What’s next? A paid TV ad on major channels, according to Politico‘s Mike Allen.

The Web ad, posted below, not only attacks Obama for associating with the “domestic terrorist” Ayers, it accuses the two of running a “radical” education foundation that distributed $100 million to “ideological allies” with “no discernable improvement in education.”

Obama and Ayers didn’t run a foundation. They were both involved in the Chicago Annenberg Challenge, which received money from the Annenberg Foundation, as did sites across the country, for school improvement work in the city.

My colleague, Dakarai I. Aarons, offers one of the most comprehensive looks yet at the Chicago Annenberg Challenge in a story debuting today on edweek.org.

Prominent Chicagoans involved with the Chicago Annenberg Challenge say those claiming the project pushed radicalism are wrong.

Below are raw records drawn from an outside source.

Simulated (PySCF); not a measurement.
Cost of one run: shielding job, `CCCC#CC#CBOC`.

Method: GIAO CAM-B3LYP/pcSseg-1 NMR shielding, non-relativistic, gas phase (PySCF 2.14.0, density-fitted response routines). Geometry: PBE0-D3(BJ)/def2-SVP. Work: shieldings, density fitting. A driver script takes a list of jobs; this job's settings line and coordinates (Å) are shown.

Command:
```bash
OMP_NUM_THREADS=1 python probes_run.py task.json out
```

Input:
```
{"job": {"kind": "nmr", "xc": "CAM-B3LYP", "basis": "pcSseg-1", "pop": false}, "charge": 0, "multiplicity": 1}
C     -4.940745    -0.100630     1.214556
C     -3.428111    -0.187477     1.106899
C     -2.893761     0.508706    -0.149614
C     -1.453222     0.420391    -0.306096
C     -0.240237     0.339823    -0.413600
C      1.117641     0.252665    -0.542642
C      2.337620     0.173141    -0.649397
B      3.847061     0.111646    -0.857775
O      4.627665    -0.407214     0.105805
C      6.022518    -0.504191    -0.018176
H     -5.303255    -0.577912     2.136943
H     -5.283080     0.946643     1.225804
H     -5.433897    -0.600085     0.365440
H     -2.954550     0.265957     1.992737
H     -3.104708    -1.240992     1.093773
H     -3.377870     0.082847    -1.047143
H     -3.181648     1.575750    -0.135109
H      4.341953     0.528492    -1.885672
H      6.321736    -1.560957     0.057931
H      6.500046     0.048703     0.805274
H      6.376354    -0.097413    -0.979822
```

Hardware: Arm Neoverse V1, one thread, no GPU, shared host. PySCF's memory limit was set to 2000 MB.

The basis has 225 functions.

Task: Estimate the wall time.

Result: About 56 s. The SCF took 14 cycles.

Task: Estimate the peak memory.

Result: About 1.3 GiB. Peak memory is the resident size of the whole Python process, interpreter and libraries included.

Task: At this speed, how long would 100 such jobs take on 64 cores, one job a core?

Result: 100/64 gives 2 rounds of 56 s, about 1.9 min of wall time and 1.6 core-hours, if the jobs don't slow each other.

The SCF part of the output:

“I think one thing that’s gotten lost is that this was very much an establishment group,” Adele S. Simmons told Dakarai. Simmons at the time was president of the John D. and Catherine T. MacArthur Foundation, which had pledged $40 million to the Chicago public schools at the same time. “This was very much a group of people in the mainstream leadership in Chicago working together for ed reform.”

While funding did go to groups like the controversial ACORN (Association of Community Organizations for Reform Now), the biggest chunk of money went to run-of-the-mill education groups like the Chicago Comer School Network and the Lakeview Education and Arts Partnership.

As for its effectiveness, a 2003 study conducted by the Consortium on Chicago School Research concluded that the Chicago Annenberg project “did not achieve an overall effect on student outcomes.”

Ken Rolling, who served as the Chicago Annenberg Challenge’s executive director, told Dakarai that the project was about many, many more people than just Obama and Ayers.

“The impression, which is coming from a set of bloggers who want to make a conspiracy theory, is that the Chicago Annenberg Challenge was an Obama-Ayers thing,” he said. “That is so far from the truth, and I think it so insults so many other people in this city who were so deeply engaged in the Chicago Annenberg Challenge. The Chicago Annenberg Challenge was owned by 100 people.”